The four basketballs being held by the girls seated in the front row are labeled, from left to right, “County Champs 1934,” “District Champs 1935,” “County Champs 1936,” and County Champs 1935.”

Kizer school, circa 1910, Part 2 of 2

Last Monday’s post (11/5/07) showed a “Souvenir” from the Kizer school about 1910.  Here is a picture of the Kizer school, its teacher and students from about the same time:


Note the two people sitting in the windows on the right side of the building.

Below is a list of the names of some of the persons in the picture.  The list has apparently been cropped on the right side.  I don’t know who made this list.  It is definitely not the handwriting of my father, Frank M. Cochran, Jr., who organized much of the material, other than public records, that will be found on this website.


For easier reading:

In Door:

Katie Barnett with Bardon in her arms, Eddie Barker, Eureka Cochran

Top row:

Mr. Baker (teacher), Hozzie Waller

Second Row from top:

Blanchard Vaughan, Edie (?) King, Fairy King, Paul Collins, Frank Cochran, Luther Vaughan, Valma Cochran

Third Row from top:

Clarence Thomas, Ida Mae Pockrus, Allen Collins, Ellis Collins, Willis Cochran, Bryan Cochran, Grady Barker, unknown, Jessie Ray Cochran, Maud King, unknown, Corrie Pockrus

Fourth Row (next-to-bottom) from top:

Odessa Waller, Chloe Lyons, unknown, Zula Mae Collins, Ruth Vaughan, Gertrude Barker, Evie Waller, unknown, Roy Waller, Clifford King, Judson Thomas, Verlie Lyons, unknown

Fifth (Bottom) Row:

Jimmy Cochran, Paul Barnett, Harvey Thomas, Maudie Pockrus, unknown, unknown, Tillman Collins, Willie Dell Vaughan, unknown, Glen McDonald, [Lyons or King?], [? Collins], unknown

Cochran Hardware

Sometime in the early 1920’s (probably 1924), Frank Cochran, Sr., resigned his position at Holland Hardware Co. (see the post from October 8, 2007) and decided to go into business for himself.  The following photo shows “Frank M. Cochran Hardware Co.” as it looked about 1928 or 1929.  And, yes, for those of you who are wondering, the boy on the horse is, indeed, Frank M. Cochran, Jr.  A close look at the right-side window pane reveals a gentleman standing inside the building wearing a white or light-colored shirt and a tie.
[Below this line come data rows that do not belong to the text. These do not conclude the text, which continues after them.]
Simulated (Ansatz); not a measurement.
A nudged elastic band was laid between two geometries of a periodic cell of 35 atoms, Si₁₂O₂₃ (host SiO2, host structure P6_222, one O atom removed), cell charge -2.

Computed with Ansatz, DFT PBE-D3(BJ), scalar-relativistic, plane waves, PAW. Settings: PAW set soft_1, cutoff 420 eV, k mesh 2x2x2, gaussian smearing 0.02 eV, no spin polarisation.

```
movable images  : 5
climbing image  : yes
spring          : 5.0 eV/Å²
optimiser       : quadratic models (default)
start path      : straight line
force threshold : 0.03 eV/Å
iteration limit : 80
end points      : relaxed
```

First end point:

The following slightly out-of-focus photo shows Cochran Hardware Co. as it appeared during World War II.


The sign on the front says “International Harvester Farm Equipment” and “Cochran Hardware Company.”  The two people standing beside the yellow truck are probably Frank Cochran, Sr., and Edith Cochran, a distant relative who worked for him for slightly more than ten years.  The spot in the upper left quadrant of the picture is simply deterioration of the original slide film photo.  The poster just to the right of the blue car is probably some sort of patriotic exhortation, i.e., urging the purchase of war bonds or something similar.  Note that, even though this photograph is taken approximately fifteen years after the first photograph, the street is still unpaved.

Most of this building was demolished in 1964, but the left side one-third still stands today.  The lot on the right of the picture, approximately where the gasoline pump appears, is now occupied by the Walnut Hill Telephone Co. building.

Cochran-Allen Equipment Co.

On March 2, 1945, Frank Cochran, Sr., and J. Madison Allen entered into a partnership for “…the buying, selling and vending of trucks, farm machinery and all sorts of goods and equipment incident to the retail Farm Machine business.”  The firm name of the partnership was Cochran-Allen Equipment Co.  In 1946, the company built this building on the northeast corner of the intersection of Fifth and Pullman streets:


The partnership was dissolved on April 3, 1948, and Frank Cochran, Sr., as sole proprietor, changed the firm name to Cochran Implement Co.  In 1958, he sold the business to James Roberson of Plain Dealing.

The following picture taken on October 21, 2007, from approximately the same spot, shows what remains of the building today:


Light & Ice Plant Fire, 1938

Monday, September 12, 1938, was a memorable day in Bradley:


Della McKnight Cochran, who kept a diary from 1920 until shortly before her death in 1950, wrote on that day:  “At 10:00 A.M. light & ice plant burned.  I [was] there until noon.  Business disrupted without electricity.”  The entries for the following few days do not mention when electricity was restored.

The photo is taken from approximately where Highway 160 now crosses the railroad tracks, looking southwest.  The second building from the left is where Smith Funeral Home is located today.  Note the men on the roof of the adjacent building to the right of the burning building.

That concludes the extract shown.